The Islamic and Indian paintings at the Freer|Sackler are breathing a huge sigh of relief now that the pressure is off! Over the last few months, the paper lab of the Department of Conservation and Scientific Research has rehoused more than one thousand individual folios into new window mats. The window mats relieve the paintings’ fragile surfaces from any pressure when stacked in storage boxes—critical for their long-term preservation. Plus, the paintings just look better that way.
Every painting had to be individually measured and the measurements entered into a spreadsheet. The data was sent in batches to an outside contractor. In return, every couple of weeks we would receive 200–250 newly cut mats. We then had to remove the paintings from their old folders, add new hinges, and attach them into the new mats. We make our hinges in-house from Japanese paper, and each hinge is cut to size to fit the particular folio. Since at least two hinges are used to hold each painting in the window mat, we went through more than 2,024 individual hinges! Although one thousand new mats were cut, 1,012 individual folios were rehoused, since some are presented in double window mats (a single mat with two window openings).

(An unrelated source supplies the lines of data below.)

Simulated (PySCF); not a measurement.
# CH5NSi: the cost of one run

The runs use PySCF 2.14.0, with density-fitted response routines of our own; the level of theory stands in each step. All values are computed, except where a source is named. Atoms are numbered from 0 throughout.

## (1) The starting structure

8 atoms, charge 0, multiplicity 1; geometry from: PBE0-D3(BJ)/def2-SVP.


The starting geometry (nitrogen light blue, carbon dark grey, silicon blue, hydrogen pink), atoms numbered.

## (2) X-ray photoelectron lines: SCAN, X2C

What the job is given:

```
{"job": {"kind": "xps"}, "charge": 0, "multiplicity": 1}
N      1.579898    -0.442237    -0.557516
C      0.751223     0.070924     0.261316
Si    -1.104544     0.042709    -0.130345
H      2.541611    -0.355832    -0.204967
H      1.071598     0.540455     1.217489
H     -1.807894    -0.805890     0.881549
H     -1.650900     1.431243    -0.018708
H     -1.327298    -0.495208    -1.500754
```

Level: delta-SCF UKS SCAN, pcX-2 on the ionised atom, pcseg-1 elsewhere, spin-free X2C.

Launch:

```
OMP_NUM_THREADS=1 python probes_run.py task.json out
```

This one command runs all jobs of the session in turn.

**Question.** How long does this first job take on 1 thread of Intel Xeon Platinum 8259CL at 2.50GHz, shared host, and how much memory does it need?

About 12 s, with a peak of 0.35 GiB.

One hundred sixty-eight folios had already been placed in mats in-house for various rotations, exhibitions, and loans, bringing the grand total of matted folios to 1,180. But that’s not everything. We still have approximately one hundred Islamic and Indian paintings left to move into mats in the future. Then, on to other collections!
The project was funded by a Smithsonian Collections Care and Preservation Fund grant. It could not have happened without the untiring work of Amanda Malkin (Hagop Kevorkian Fellow in Islamic painting conservation and hinger extraordinaire), Stacy Bowe (mat-measuring maniac and intern), and Emily Cummins (pre-program intern).